The XML Query Data Model and PASWA from noah_mendelsohn@us.ibm.com on 2003-06-09 (xml-dist-app@w3.org from June 2003)

From: <noah_mendelsohn@us.ibm.com>
Date: Mon, 9 Jun 2003 19:16:27 -0400
To: xml-dist-app@w3.org
Cc: fallside@us.ibm.com
Message-ID: <OFF92ED69A.FEAEECEE-ON85256D40.006F87E9@lotus.com>
PASWA [1] is an interesting proposal for several reasons, but especially
because it brings a degree of binary modeling and processing to XML (SOAP
in particular), while retaining XML's fundamentally "character oriented"
nature.  It's occurred to me that there are some similarities between the
PASWA model, and the XQuery 1.0 and XPath 2.0 Data Model[2], the latter now
being in last call.  The query model does a first class job of extending
the Infoset (actually re-expressing it) to include a character/value
duality.  I am not suggesting at this point that PASWA should definitely be
based on the Query model, but I am suggesing that there are enough
intriguing hints that it's worth some serious consideration.

Why consider the PASWA and XQuery models together?
==================================================

There are several reasons that suggest we should consider the relationship
between PASWA and the XQuery model, including:

* I believe the W3C has a general principle of taking the trouble to make
its recommendations work together.  If the PASWA model and the query model
are in the same space, we should at least evaluate the possibilties.

* Doing this right might improve our ability to support, for example,
returning a query result through SOAP.

* I have found that thinking about the Query model has highlighted some
aspects of PASWA that seem a bit vague, and that might be worth clarifying
(see below).

Downsides:  even considering the XQuery model will take some time and
energy, and there may be various details and edge cases that are
problematic.  As noted above, the right answer may in the end be to do
nothing, in which case the time spent will be in part a distraction from
moving ahead with PASWA.

What is the XQuery Data Model?
==============================

The best way to find out is to read the spec at [2].  With the caveat that
I am not on the query WG and not an expert in the data model, I will
attempt a summary that should be good enough to make the rest of this note
comprehensible.  There are several reasons that XPath and XQuery need a
model that's richer than XML itself.  In particular, these query
technologies deal when possible with typed XML data, and the XQuery model
can capture much of what's in an XML Schema PSVI.  Thus, every element and
attribute in the XQuery model can have a named type[3].
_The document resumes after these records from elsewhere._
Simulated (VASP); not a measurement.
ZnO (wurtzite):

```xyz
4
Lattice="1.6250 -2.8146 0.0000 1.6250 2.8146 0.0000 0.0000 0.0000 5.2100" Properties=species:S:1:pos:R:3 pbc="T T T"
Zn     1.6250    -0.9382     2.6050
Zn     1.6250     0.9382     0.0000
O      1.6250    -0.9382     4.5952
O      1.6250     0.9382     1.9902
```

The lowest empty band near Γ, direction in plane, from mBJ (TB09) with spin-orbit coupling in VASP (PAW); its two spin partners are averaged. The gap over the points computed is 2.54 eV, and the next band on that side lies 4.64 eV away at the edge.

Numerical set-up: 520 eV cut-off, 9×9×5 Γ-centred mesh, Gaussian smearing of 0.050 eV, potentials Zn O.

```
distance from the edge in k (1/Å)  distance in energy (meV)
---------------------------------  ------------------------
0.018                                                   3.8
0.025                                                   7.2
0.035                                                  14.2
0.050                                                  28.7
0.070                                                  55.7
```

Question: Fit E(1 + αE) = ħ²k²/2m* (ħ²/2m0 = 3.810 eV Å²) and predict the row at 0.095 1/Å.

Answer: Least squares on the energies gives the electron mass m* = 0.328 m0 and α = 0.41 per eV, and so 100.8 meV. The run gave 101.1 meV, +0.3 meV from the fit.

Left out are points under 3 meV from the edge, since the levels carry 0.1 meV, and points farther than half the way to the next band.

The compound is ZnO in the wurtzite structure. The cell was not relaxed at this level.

Furthermore, each element (of simple type) or attribute node can present
its contents in two forms:  as a string [4] or as a value [5].  Now comes
the past that I find so similar to PASWA:  a node can start out as a string
from which a value can be derived (e.g. by schema validation), or you can
start with a value and get a string.  It's the latter case that sounds like
PASWA:  you start with the value, and generate characters only when you
need them.  Query does this, for example, when creating nodes with computed
values.  Let's say I have the following query element constructor fragment:

      <person>
         <name>Bob Smith</name>
         <ageNextYear>{$i/ageThisYear + 1}</ageNextYear>
      </person>

Note that the ageNextYear field is computed.  Just like a PASWA binary
object, it starts out as a value (the result of an arithmetic operation).
The data model says that the value itself can be accessed (probably an
integer, on which more arithmetic could be done) or a string form can be
retrieved.  The conversion is specified on a per-type basis, but is
typically the XML schema canonical form.

It should be noted that the XML query model handles much more than XML
documents, so there would be some questions to settle in reconciling it
with PASWA.  The query model can handle sequences of nodes, free-standing
nodes such as attributes, etc.  In any case, I think that the proposed
PASWA model is quite close to a particular application of the Query data
model.  Indeed, in the proposals below I deal with this be stating that we
only care about Data Models that correspond to legal SOAP Envelope
Infosets.

Some things I learned thinking about the two models
===================================================

Considering PASWA and the Query model together reminds me that we need to
be very careful and explicit about the contract between communicating PASWA
nodes.  In particular, we preseume that a sending node has (in the
interesting case) local knowledge that the character children of some
particular element are in fact the canonical form of the schema type such
as base64Binary.  Some questions:

* Is it inherent in PASWA that every binding must communicate that typing
information to the next hop?  Thinking about the query model reminded me of
this question, as the model has an explict dm:type accessor.  Our options
seem to be:
- Yes in all cases:  this makes it easy for successive hops to preserve the
optimization, but it's not immediately obvious how an older binding would
pass along this hint.
- No, not ever:  Works with any binding, but seems to require each
receiving node to guess and then verify using unspecified means which
elements are subject to optimization.
- Binding dependent:  lets smart bindings do the right thing, but has
inconsistent semantics when traversing new and old bindings.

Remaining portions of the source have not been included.